CMS Info Systems is aiming to acquire companies across its business segments, and especially those in the payments and technology segment to beef up its HawkAI machine-learning based platform, said Rajiv Kaul, CEO and Executive VC of the company. He shares business guidance for H2FY26, talks about how ATM and UPI can co-exist, and possibility of hiving off technology business into a standalone entity over a period of time. Edited excerpts:

You mentioned about new contracts from a large public sector bank and private bank in recent analyst call. What is the new order pipeline in H2?

For the order book, the numbers have not changed. Our revenue growth rate in FY21-FY25 period has been roughly around 16-17 per cent CAGR, and profit has grown 20-21 per cent in same period. From FY25 to FY30, we are taking a base growth goal of 12 per cent for revenue. This is across our three businesses including ATM, retail and consumption linked platform and third is technology and payments.

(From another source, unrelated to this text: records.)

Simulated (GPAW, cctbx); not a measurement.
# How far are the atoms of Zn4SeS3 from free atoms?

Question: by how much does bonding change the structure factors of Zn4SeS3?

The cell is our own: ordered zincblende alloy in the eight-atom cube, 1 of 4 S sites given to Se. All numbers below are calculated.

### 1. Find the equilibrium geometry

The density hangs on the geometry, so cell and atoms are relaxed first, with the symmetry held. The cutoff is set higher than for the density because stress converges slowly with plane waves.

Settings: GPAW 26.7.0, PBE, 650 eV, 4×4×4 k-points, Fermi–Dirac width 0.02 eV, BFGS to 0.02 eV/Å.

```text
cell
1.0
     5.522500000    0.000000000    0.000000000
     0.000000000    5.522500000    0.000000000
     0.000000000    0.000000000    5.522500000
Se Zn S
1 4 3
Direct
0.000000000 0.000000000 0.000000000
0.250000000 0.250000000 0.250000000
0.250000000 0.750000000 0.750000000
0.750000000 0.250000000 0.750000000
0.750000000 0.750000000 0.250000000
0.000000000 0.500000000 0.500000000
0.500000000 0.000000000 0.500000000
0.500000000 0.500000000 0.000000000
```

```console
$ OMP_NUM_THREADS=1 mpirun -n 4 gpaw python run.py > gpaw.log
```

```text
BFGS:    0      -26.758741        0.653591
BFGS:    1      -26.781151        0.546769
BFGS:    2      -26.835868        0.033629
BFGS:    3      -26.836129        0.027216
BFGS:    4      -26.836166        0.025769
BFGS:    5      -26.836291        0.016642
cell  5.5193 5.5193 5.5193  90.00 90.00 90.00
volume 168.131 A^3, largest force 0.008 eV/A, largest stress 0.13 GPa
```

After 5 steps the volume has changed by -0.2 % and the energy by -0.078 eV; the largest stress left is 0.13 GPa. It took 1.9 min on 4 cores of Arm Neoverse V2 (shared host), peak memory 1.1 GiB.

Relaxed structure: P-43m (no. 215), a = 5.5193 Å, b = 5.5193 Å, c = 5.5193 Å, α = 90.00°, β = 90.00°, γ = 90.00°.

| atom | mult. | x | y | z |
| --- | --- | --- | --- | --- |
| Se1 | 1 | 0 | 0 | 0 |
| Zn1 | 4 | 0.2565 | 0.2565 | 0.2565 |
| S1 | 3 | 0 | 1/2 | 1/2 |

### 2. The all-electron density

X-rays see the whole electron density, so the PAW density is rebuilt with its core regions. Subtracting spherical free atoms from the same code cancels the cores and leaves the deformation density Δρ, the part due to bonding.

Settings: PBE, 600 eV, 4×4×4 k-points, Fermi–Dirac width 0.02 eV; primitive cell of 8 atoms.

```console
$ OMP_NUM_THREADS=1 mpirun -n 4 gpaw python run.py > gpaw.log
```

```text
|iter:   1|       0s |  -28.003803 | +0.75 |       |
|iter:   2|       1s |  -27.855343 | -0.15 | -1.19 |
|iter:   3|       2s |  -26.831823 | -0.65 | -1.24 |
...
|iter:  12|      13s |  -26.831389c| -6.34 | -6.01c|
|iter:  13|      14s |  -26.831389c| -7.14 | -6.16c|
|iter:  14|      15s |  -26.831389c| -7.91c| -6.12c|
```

The opportunities for us look promising right now. And if we are able to execute that, which will really come from expansion through M&A. Our businesses are fairly high cash flow generative. Our return on capital expenditure (RoCE) over last four years has been averaging around 24-26 per cent post tax and if we are able to deploy it sensibly for expansion or diversification of businesses, I think we can aim to grow our topline at around 15-16 per cent over next four-five years. This can surprise some people as they feel there is limited growth opportunity in ATM business. I think cash and UPI can co-exist, there are pockets of high cash usage. Semi urban areas, for instance, have high cash usage. Urban consumption is a lot more UPI dependent today…Our ATM business line has almost doubled in last five years. There is consolidation happening in our industry, which plays to the benefit for larger players like us. With consolidation happening, either weaker players are exiting or customers are prioritising higher quality companies to get better services.

You added 5,000 new retail points in H1FY26. What is the outlook for H2?

Cash management is one segment of our business. Currency needs to move efficiently in the country. Velocity of cash is very important globally and especially in India, where working capital is always a challenge and cost of working capital is huge. If you think of a bank or a SME company, they want all forms of payments whether in cash or digital, to be in their system as soon as possible.

Think of a very low margin business in retail segment, there are X number of transaction happening via credit, debit, UPI, and then cash. Now settlement for digital transactions is instant. But for cash, the settlement is tedious. First the reconciliation process happens, then cash has to be physically checked, verified and then deposited to a bank account. Then a banker will have to reconcile the bank note in their ERP system and then close the transaction. In a low margin business, you cannot afford even 2-4 per cent mistake. So we are looking at how do we increase velocity of cash? For retailer to get access money for growth is very critical, so we try and get them back the money within 24 hours.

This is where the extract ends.